But there’s a dark side to Google, of course, and we’ve all experienced it. You and your spouse, or a friend, or whomever, are discussing some random topic out loud, in private or in public, and that thing you’re discussing magically begins appearing in ads you view online or on your phone. Most people, having observed this phenomenon, remark on the creepiness of it. And then go right back to using the same Google apps and services they’ve always used without even once considering investigating what they can do to stem the invisible tracking in which Google engages to make this happen.
There’s a psychology to this behavior, a reason why we collectively do nothing to help ourselves when it comes to privacy. But that can wait for a later day: For now, let’s examine the interesting and passive-aggressive ways in which Google and Apple are engaging in a war of words. Without really addressing the other company while they argue.
(Microsoft used to do with Apple back when Steve Jobs had returned to the company and was turning that business around; the theory was that you never named the enemy because doing so would only give it the attention it wanted.)
The title of Pichai’s op-ed piece provides our first hint that Google’s new marketing of trust and privacy is really about Apple, and about stealing away Apple’s moral superiority: “Privacy Should Not Be a Luxury Good.”
“Privacy cannot be a luxury good offered only to people who can afford to buy premium products and services,” he writes. “Privacy must be equally available to everyone in the world.”

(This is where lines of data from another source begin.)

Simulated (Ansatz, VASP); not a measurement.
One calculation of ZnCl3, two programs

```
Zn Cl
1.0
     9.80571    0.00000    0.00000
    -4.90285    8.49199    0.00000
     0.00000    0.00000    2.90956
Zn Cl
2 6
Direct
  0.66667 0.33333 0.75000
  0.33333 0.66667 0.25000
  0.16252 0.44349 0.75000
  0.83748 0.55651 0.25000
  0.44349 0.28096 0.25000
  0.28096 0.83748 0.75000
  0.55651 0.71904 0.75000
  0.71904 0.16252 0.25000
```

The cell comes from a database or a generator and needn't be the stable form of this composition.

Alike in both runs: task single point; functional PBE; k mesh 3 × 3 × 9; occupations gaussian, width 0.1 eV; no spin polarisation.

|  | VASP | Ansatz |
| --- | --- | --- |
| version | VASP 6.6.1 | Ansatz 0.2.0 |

Those comments clearly allude to Apple. Less obviously, they vaguely address the different business models employed by the two companies.
That is, Apple is essentially marketing the fact that your purchase of expensive devices will provide you with Apple’s privacy protections. It’s like Mercedes or Volvo marketing the advanced safety features in their vehicles, features which are not yet available to the sweaty masses driving Fords, Toyotas, and Hyundais.
Google, meanwhile, understands that not everyone can afford an iPhone or the tsunami of services that Apple for which is now charging its audience. So, it offers a different model where its customers implicitly give up a bit of their privacy in order to access services for free. Those advanced safety features, after all, eventually do make their way from the luxury car market to more pedestrian vehicles that cost a lot less. Even better, Apple’s over-emphasis on privacy means that its own offerings can’t be as sophisticated as Google’s because Apple just doesn’t know as much about its users. Think about the differences between Apple’s dimwitted Siri and Google’s all-powerful Assistant.
These different business models are well understood, but Google also knows that it needs to shift the balance between customers and advertisers to be a bit more customer-friendly in order to escape the wrath of antitrust regulators. So, part of this month’s push in the NYT and at Google I/O was feeling out how many controls it can offer consumers without usurping its business model.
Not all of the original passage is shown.